There is no denying that Ghost Recon and the entire Tom Clancy brand are some of the most successful and best in the business, selling 76 million copies up to just 2013, and with 60 million players currently engaged with these games, but this comes with an issue. That is that these are spread over many different games, with differing game styles which often change considerably between the different versions.
Even just the Ghost Recon series has changed hugely over the years until it adopted the open-world model we see today with Wildlands. DOTA 2 and CS:GO, on the other hand, have stayed extremely close to their base model. This not only helps maximum engagement over consistent base gameplay, but it also gives a level of consistency to fans and even punters of the eSports scene.
In short, everybody knows what they are in for, and combined with the contributing surrounding fan and betting infrastructure, maintaining interest over generations become much easier.
Finding the Winning Formula
Wildlands sold around 1.62 million units in the first week at retail alone, according to VGChartz, so we know that the base level of interest is there. We also know that the game does have an interested eSports and PvP scene, with tournaments and teams already set up between the biggest and best players.
So how will Ghost Recon push this into mainstream eSports success? In our opinion, there are two options. The first is that they could either keep changing the formula until they hit the jackpot as Rainbow Six did with Siege, or they could keep building the same brand name as they have with Wildlands.
Ghost Recon, after all, is no stranger to making significant changes to the base gameplay as they have over the years with the likes of Advanced Warfighter, Shadow Wars, and Wildlands, but we would say that maintaining the individuality of each of these series would be the best way forward. Keep the Wildlands series going, keep working on making the game great, fix what needs fixing, learn what lessons could be learned from Siege and, finally, get Ubisoft itself to start backing the tournament scene.
As publishers of the game, Ubisoft themselves bears considerable responsibility for helping maintain interest in the competitive scene. While, at the moment at least, they seem to have thrown all of their eggs in the Siege basket, it should be noted that prize pools and backing from publishers can do great things to helping boost player numbers.

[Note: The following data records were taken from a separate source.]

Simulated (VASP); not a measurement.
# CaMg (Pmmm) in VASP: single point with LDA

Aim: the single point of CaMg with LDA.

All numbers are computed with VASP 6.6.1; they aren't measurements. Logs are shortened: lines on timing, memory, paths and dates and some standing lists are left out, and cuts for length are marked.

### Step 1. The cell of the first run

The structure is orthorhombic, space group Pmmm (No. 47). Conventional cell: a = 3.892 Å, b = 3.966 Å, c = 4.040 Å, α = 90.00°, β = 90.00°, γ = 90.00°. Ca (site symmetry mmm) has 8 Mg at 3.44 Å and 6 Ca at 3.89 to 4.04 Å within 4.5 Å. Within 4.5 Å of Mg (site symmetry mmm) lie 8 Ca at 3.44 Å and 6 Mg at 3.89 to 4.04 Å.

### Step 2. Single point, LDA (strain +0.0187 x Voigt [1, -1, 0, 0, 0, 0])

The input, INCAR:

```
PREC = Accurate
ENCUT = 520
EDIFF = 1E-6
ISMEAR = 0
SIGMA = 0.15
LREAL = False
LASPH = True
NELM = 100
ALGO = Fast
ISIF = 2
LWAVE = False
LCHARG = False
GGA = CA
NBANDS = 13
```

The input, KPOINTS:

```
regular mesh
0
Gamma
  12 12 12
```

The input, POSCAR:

The fighting game series Street Fighter, for example, saw a considerable let-down with Street Fighter 5. Many players don’t think much of it, yet because Capcom offers such huge prize pool, including the first prize of $120,000, numbers on both the casual and professional scene remain strong as a result.
If Ubisoft did this with the likes of Wildlands, a game which actually has fantastic base-gameplay, then there is no telling what heights the eSports popularity of the Ghost Recon series could reach. We might not be the most unbiased, but we’d watch it over another 3-lane MOBA tournament any day of the week.